Biography
I was born, the 3rd of 4 children, in Maryhill, a northwestern district of Glasgow on July 7th 1960. After schooling, in 1977 I enrolled as a student at the Glasgow school of art where I studied drawing and painting. On graduating in 1981, I worked as an artist on various community-based projects before entering mainstream education as an art teacher in 1990. Since taking early retirement in 2018 I have continued producing and exhibiting my own work.
My earliest memories are of oiled wood, polished brass, the orange glow of a gas fire and the smell of burning cinders in outside bins. Although we lived in a tenement on the outskirts of a city, just beyond our backyard was the open space of fields of hay that seemed to stretch for miles and the beauties of Maryhill park. And there was the radio.
Throughout school I was unexceptional and our house didn’t have books, but there was always Maryhill library. There I discovered the Greek myths and legends, essays and pictures. My culture, such as it was, did not include any visits to art galleries, but was a diet of comics, t.v., movies and pop music. And of course books.


How I work
I work mostly from my imagination. Although the pictures show real things, what I’m doing is reconstructing them from my memory, or first impression. I’ll make a sketch and that is the seed, or kernel from which the final image is grown. This explains the dream-like appearance of the pictures, regardless of whether the subject matter was real, or drawn from a story.

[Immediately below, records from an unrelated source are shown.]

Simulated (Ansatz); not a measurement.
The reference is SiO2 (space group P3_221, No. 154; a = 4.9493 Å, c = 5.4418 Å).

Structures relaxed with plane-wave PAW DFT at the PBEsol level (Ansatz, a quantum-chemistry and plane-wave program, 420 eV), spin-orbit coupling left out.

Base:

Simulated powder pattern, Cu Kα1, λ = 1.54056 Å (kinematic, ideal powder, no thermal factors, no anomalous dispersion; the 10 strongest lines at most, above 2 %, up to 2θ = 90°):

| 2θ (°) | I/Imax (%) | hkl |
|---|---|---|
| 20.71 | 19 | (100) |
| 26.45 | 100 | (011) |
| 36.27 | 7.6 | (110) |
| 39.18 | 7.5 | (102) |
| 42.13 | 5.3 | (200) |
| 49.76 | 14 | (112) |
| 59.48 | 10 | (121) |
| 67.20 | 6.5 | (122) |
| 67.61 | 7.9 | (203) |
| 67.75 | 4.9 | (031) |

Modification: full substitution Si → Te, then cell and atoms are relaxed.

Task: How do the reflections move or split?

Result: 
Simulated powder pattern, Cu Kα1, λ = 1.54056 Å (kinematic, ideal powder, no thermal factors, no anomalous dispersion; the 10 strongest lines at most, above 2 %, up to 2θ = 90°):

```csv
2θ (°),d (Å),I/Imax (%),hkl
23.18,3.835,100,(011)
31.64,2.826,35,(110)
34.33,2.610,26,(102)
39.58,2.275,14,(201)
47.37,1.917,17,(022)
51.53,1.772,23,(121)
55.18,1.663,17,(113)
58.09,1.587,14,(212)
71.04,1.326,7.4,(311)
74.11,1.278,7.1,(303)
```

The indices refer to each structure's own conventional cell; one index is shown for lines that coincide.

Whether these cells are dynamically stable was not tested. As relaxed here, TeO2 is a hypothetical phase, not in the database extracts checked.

When I get an idea I make a series of pictures to work out which one looks best. When I imagine, it’s like a movie in my head. I shoot the scene, then I look at the strip of film and slowly run it back and forth until I get the frame I want. The one I want for the poster. That’s why my best images are posters without words. A frozen frame of action: the curtain billowing behind the window in ‘Summer Afternoon’, the pen hovering above the paper in ‘Constitution’, the man leaning against the pillar in ‘Nightclub’, or where you are about to take the next step towards the waiting company in ‘Satan’s Ball’. The point in the story when you need to know what happens next?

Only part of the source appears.